I guess with …Ng6 you didnt’ ask yourself the question: “What are the drawbacks of this move?”
1. less control over d5. not a problem, if white plays d5 then black can just take, and white will be left with a isolate pawn.
2.less control over f5. not a problem.
3. stops me playing g6. only a problem if h5 can be attacked. Rc5 attacks it once, the queen can be chased away with Nf2…. More calculation needed here.

did you consider point 3 at all?
did you just miss the Rc5 possibility?
Do you ask yourself what are the drawbacks when you make moves?


admin April 26, 2020 at 11:28 am

No, I completely missed the whole Rc5 idea. That is, of course, one reason that the computer played Nd1. I only saw it as a repositioning move to be followed up by Nf2… I had no idea that it was actually setting up Rc5.

A couple points here. First, I think that rook lifts, especially long rook lifts (to the fourth, fifth, or sixth rank) are psychologically somewhat difficult to see. At least for me. I’m not sure why, and this is something that might be worth exploring in a post.

Second, when playing tournament chess I do of course think about drawbacks, and I also ask myself more often, “What is my opponent trying to do?” But these rapid games show that this part of my thinking process tends to break down when I am under time pressure.

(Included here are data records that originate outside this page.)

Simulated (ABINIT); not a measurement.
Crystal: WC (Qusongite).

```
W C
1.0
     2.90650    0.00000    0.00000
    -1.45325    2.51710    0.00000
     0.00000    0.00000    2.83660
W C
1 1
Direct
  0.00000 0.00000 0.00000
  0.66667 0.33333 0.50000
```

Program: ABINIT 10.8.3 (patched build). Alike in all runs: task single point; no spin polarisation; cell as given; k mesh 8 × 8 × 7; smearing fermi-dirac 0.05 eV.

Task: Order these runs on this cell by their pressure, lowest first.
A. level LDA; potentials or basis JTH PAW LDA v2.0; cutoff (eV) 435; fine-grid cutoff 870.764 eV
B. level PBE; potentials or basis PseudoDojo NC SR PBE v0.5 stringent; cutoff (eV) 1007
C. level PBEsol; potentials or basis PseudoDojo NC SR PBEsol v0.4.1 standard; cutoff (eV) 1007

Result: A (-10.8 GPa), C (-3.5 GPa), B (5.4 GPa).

greg April 27, 2020 at 12:20 am

regarding the difficulty to see moves. For me I am biased towards: “rooks and bishops are long range pieces”, so it feels awkward to put them on squares adjacent to enemy pieces.
Another aspect is just lazyness. When advancing a rook up the board, you have to consider all the ways the opponent can attack the piece and all the free tempos you are giving him, further you need to make sure that your opponent can’t create a “mating net around the rook” it’s just a lot of extra calculation that I’m reluctant to do as it lowers my enjoyment of the game.


greg April 26, 2020 at 6:10 am

An analogy that I like to use regarding pawns and pieces. Is that pawns make up the battleground and the pieces are the military units that operate on that battleground. So before choosing where to deploy your forces you must make sure the battleground can’t change.


Felix April 26, 2020 at 7:05 pm

I wonder if it is inherently harder for pawn moves to come to mind when calculating, given their unique movement/capture pattern. Am I the only one that tends to miss pawn resources in tactical puzzles surprisingly often? It seems to get worse after taking some time off from chess.


admin April 27, 2020 at 7:46 am

There may be a tendency to underrate pawn moves because the pawn seems like such a weak and insignificant piece. That’s why it is really important to keep Hess’s comment in mind. Another analogy is that each pawn break starts a new chapter of the game.


Mike Splane May 3, 2020 at 11:52 pm

In the initial position the pawn on f5 is a “traitor pawn”, to use my terminology. It blocks the activity of the rook on f8, the queen on the diagonal and the e7 knight. Black would be better off without it. It’s not surprising that pushing it to f4, even as a sacrifice, is a good idea.

I call situations like this, when you give away a pawn to open a line ” losing a pawn but gaining a rook. ” It’s a key idea in many of my games. Most chess players are familiar with this theme if they play the Benko gambit.